But this has one small problem. The feature vectors that we extract from the `TfidfVectorizer` are in the form of a sparse matrix. We should probably also convert them into numpy arrays in the vector generation step itself.

Note: We can also use `sklearn.metrics.pairwise.cosine_similarity` to calculate the cosine similarity on the sparse matrix itself. But since we have already implemented our own cosine function, we should use that.

In [21]:
def tfidf_generate_vectors(corpus):
    tfidf_vectorizer = TfidfVectorizer(ngram_range=(1,2))
    tfidf_vectorizer.fit(corpus)
    feature_vectors = tfidf_vectorizer.transform(corpus)
    x,y = feature_vectors[0].toarray(), feature_vectors[1].toarray()
    return x.reshape(-1,),y.reshape(-1,)

### Taking the cosine

Now all that's left is to simply take the cosine. We have already implemented a function above to get the cosine between two vectors using the dot product.

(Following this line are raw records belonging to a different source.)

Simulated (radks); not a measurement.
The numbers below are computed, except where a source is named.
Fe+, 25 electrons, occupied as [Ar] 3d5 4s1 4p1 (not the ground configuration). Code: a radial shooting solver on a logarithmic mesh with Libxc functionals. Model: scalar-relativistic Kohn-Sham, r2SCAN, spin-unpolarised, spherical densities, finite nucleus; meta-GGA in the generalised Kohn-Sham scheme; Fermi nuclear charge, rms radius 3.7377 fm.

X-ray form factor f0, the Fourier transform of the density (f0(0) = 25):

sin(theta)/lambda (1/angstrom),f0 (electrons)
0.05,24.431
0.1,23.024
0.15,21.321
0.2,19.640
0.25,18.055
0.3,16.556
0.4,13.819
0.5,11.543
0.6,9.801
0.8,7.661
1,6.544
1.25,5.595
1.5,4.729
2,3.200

As a reminder, it is implemented as: `cos(x) = A.B/|A|.|B|` 

And the function name is `cosine`

### Driver Code:

We can now test out the cosine similarity between two texts using the driver code below

In [22]:
sentence_1 = input("Enter some text")
sentence_2 = input("Enter more text")
corpus = [pre_process(sentence_1), pre_process(sentence_2)]
x,y = tfidf_generate_vectors(corpus)
cosine(x,y)

0.40724772010124605

## Text Similarity Using Word2Vec Embeddings (with GloVe Data)

Word2vec is a group of related models that are used to produce word embeddings. It takes as its input a text and produces a vector space of several hundred dimensions. 

For this case, that is all we need to know about it. We will use Word2Vec to vectorise our words and then get cosine similarity by comparing those vectors.

We will be using Stanford's `GloVe (Global Vectors for Word Repesentation)` data for the model (Just because file was comparatively smaller to download)


### Loading necessary modules:
Let us start off by loading in the necessary modules along with the model.

We will use the `genism` library to load in the required model.


In [23]:
from gensim.models import KeyedVectors
filename = '../../data/taskone/ii/glove.6B.300d.txt.word2vec'
model = KeyedVectors.load_word2vec_format(filename, binary=False)

### Preprocessing

Most of our preprocessing is already done in the `process` method that we defined earlier. We will mostly be using the same for this implementation as well.

One thing to note is that our model has a vocabulary, so if we try to get the similarity (or vectors) for tokens that are not in the vocabulary we will end up with an error.

It will be a good idea to get rid of such words in preprocessing.

In [24]:
def w2v_process(sentence_1, model=model):
    x= process(sentence_1)
    x = [i for i in x if i in model.vocab]
    return x

### Generating the vectors:

One thing to note is that our model has a method called `similarity` which gives us the similarity between two *words* if they are in it's vocabulary. That's not very helpful when we need to find similarity between two texts.

One way to counter this problem would be to run word2vec on the words in both sentences, sum up the vectors in the one sentence, sum up the vectors in the other sentence, and then find the cosin similarity between these vectors. By summing them up instead of doing a word-wise difference, you'll at least not be subject to word order.

This is the method that we will implement, and we will do this summing up as a part of our vector genertion.

In [25]:
def w2v_generate_vector(token):
    x = 0
    for i in token:
        x += model.get_vector(i)
    return x

### Taking the cosine

Now all that's left is to simply take the cosine. We have already implemented a function above to get the cosine between two vectors using the dot product.

As a reminder, it is implemented as: `cos(x) = A.B/|A|.|B|` 

And the function name is `cosine`

### Driver Code:

We can now test out the cosine similarity between two texts using the driver code below

In [26]:
sentence_1 = input("Enter some text")
sentence_2 = input("Enter more text")
tokens_1 = w2v_process(sentence_1)
tokens_2 = w2v_process(sentence_2)
x, y = w2v_generate_vector(tokens_1),  w2v_generate_vector(tokens_2)
cosine(x,y)

0.95129585